Friday, September 28, 2012

Detroit 2025: After the Recession, a City Reimagined

The metamorphosis grew from desperation. In 2008, two of the Big Three carmakers were swirling toward the sinkhole of bankruptcy. The city's population, which peaked at 1.85 million during the post?World War II auto boom, was approaching 700,000. Tracts of wilderness, abandoned factories, and empty houses sparked a perverse fascination with Detroit's ruins. "This whole area really bottomed out," William Clay "Bill" Ford Jr., Ford's chairman and a great-grandson of the automotive company's founder, says.

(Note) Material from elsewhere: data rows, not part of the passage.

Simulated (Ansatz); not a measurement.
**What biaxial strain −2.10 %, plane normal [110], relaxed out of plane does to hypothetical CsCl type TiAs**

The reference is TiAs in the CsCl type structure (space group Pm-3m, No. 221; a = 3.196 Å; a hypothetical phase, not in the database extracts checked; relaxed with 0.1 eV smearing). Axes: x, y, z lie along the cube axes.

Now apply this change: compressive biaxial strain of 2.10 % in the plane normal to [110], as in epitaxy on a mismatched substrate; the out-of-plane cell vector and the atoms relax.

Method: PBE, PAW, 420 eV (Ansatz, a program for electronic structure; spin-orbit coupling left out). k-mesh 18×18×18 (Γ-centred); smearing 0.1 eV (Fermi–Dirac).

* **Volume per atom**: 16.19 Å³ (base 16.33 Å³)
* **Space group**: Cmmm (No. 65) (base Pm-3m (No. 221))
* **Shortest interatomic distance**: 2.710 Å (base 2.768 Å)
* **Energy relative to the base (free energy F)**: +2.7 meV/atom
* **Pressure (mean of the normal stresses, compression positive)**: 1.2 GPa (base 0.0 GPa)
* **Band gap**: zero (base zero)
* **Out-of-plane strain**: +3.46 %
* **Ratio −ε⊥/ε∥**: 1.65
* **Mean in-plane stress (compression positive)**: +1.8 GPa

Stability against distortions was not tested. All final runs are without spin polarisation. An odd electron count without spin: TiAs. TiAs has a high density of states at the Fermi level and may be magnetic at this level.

But then something powerful and unexpected happened: Visionaries and ordinary citizens, tired of living in a crumbling city, decided to quit waiting for someone to fix it. "I think there was a realization by everybody in this region, not just in Detroit, that the way we were doing things was a broken model," Ford says. "At Ford we had to completely reinvent ourselves."

The reinvention was aided by the group that Ford's great-grandfather had resisted so viciously, the United Auto Workers (UAW). "When things were the bleakest," Ford says, "UAW president Ron Gettelfinger and the union took concessions that allowed Ford to survive and ultimately thrive. Ron said to me, 'Look, we've got to get out of this together.' If you can take entrenched institutions like the auto companies and the UAW and completely redefine the relationship, then it should be possible for the city of Detroit to do it too."

That was Bill Ford's epiphany; other Detroiters had their own. People with foresight and guts began investing in the city again. Detroit natives who had fled their broken hometown trickled back, joined by pioneering young people who saw past the city's blight. Instead, they saw available buildings, cheap rents, and a welcome mat for innovators. They saw an iron work ethic and fierce energy. And in a landscape ravaged by depopulation and decay, some bright people saw a blank canvas on which to paint a new urban model.

LANDSCAPE URBANISM


Reemerging waterways and feral forests claim land left open by sharp population decline. Detroit goes green with planning that takes advantage of the city's unique ecology.

WATER CITY

The daylighting, or unearthing, of Bloody Run and other creeks makes water key to a core redevelopment of 3500 acres.

GREEN MACHINE

Renewable energy sources such as solar, wind, and biofuel production from urban forests greatly reduce dependence on an aging power grid.

CONNECT & BUILD

Waterside paths and parks are used not only for play but also for commuting. They link neighborhoods and promote business development.

URBAN FARMING

Agriculture becomes a small industry for Detroit. Farms export produce to surrounding areas and support a thriving locavore movement.

INFRASTRUCTURE

The water-based redevelopment of Detroit leads to the construction of new bridges, the repair of old ones, and the refurbishing of adjacent streets.